SEN. RAND PAUL (R), KENTUCKY: Well, frankly, they told us four months ago they weren't collecting any data on American citizens, which was an outright lie. So I think they're at a bit of a credibility gap at this point. The other question I have - and I've listened to them both in public and in private hearings, I haven't heard of a single case that couldn't have been captured or investigated with a traditional judicial warrant and looking at the phone calls of a suspect. To my knowledge - and I'm a bit at a disadvantage, because they have all the secret knowledge and I don't have it - but to my knowledge, none of the people captured or prevented were traced from random numbers. They were traced from a suspect. So you have a suspect who makes phone calls. I'm all for looking at a suspect's phone calls with a judge's warrant and then the next person, you look at their phone calls. My understanding is they like looking at all Americans' phone records because they think it's easier and faster. That's what I heard from them, easier and faster, but not that they couldn't have done this with a regular traditional judicial warrant.
ACOSTA: And Senator, I just want to make sure I wasn't, uh, misunderstanding you. Uh, you just said that, uh, the head of the NSA was, uh, guilty of an outright lie. Are you saying that, uh, the general and these other officials are - are liars?

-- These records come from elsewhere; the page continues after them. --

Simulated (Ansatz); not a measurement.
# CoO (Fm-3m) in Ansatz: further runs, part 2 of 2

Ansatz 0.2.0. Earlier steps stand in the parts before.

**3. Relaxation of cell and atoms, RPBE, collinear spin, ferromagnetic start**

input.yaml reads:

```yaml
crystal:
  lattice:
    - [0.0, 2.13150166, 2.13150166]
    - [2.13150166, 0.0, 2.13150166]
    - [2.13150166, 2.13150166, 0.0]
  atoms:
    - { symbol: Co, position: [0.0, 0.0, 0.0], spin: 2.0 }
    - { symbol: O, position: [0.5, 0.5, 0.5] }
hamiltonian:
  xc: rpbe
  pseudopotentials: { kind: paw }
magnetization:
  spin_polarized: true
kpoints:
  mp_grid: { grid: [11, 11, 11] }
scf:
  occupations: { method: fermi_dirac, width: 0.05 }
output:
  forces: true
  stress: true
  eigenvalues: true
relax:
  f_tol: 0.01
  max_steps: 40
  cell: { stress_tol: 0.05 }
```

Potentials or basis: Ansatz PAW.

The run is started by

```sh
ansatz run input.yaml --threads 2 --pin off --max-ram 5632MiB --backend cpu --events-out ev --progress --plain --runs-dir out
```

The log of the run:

PAUL: What I'm saying is that the director of National Intelligence, in March, did directly lie to Congress, which is against the law. He said that they were not collecting any data on American citizens and it -- ACOSTA: You're talking about James Clapper.
PAUL: And it --
ACOSTA: (INAUDIBLE) --
PAUL: - and it turns out they're collecting billions of data on phone calls every day. So it was a lie. What I'm saying is that by lying to Congress, which is against the law, he severely damaged the credibility of the entire intelligence committee. Now - community. Now, I'm not --
ACOSTA: What should be done about that? I mean it - you - I mean I know that - that Mr. Clapper went on another network and said that, uh, his response - and I know what you're talking about, you're talking about Senator Ron Wyden's question about data collection on millions of Americans. That's when Mr. Clapper gave that response. He went on the Andrea Mitchell program and said it was the least untruthful answer he could give. I'm - I'm guessing here that you're saying that that's not satisfactory for you.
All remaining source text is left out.